OIC holds extraordinary meeting to respond to desecration of holy Quran

OIC Confrence Jeddah

Tehran, IRNA – The Organization of Islamic Cooperation (OIC) has held a meeting to review possible actions against recent cases of desecration of the holy Quran in Europe.

OIC’s extraordinary meeting was held on Tuesday at the organization’s headquarters in Jeddah, Saudi Arabia.

According to a report on OIC’s official website, the meeting was held to “express the organization’s common stance against the recent desecration of The Holy Quran in Sweden, the Netherlands, and Denmark as well as to discuss possible actions that could be taken by the OIC against the perpetrators of the despicable Islamophobic attacks.”

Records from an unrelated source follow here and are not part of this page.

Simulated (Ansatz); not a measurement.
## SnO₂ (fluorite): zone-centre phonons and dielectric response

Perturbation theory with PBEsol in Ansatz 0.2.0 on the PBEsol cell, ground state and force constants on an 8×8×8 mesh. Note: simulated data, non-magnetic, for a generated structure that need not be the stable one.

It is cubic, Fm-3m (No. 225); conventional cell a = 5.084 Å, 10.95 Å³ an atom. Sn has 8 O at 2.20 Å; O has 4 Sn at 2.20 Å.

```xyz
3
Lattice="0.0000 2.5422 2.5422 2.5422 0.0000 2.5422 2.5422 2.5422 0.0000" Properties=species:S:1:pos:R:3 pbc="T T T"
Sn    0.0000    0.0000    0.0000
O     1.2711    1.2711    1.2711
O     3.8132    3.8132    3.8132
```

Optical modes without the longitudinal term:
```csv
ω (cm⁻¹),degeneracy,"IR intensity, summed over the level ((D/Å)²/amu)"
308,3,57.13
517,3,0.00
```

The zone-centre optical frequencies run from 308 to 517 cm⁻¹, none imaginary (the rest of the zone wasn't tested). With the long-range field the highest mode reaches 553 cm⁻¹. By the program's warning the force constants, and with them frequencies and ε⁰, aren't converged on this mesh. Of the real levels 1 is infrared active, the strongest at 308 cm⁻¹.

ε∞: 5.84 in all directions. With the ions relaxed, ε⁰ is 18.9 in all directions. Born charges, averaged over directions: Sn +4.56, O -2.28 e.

At the meeting, the OIC Secretary-General Hissein Brahim Taha said the insults directed at Quran in Europe were “criminal acts…to target Muslims.”

“…the relevant governments must take severe counter-measures, especially because such provocation have been committed repeatedly by far-right extremists in their countries,” Taha was quoted as saying in the report on OIC’s website.

As he stated, such insults “must not be seen as just an ordinary incident of Islamophobia… such act is a direct insult to the entire 1.6 billion Muslim population” of the world.

Desecration of the holy Quran in several European countries have trigged condemnations from many countries and entities around the world.

The Islamic Republic of Iran, Turkiye, Egypt, Kuwait, United Arab Emirates, Qatar, Saudi Arabia, Indonesia, Jordan, and Morocco, as well as some organizations and entities including the Persian Gulf Cooperation Organization, Yemen’s Ansarullah movement, Lebanon’s Hezbollah and Palestine’s Hamas have all condemned the insults while calling for measures to prevent a repetition of such incidents in European countries.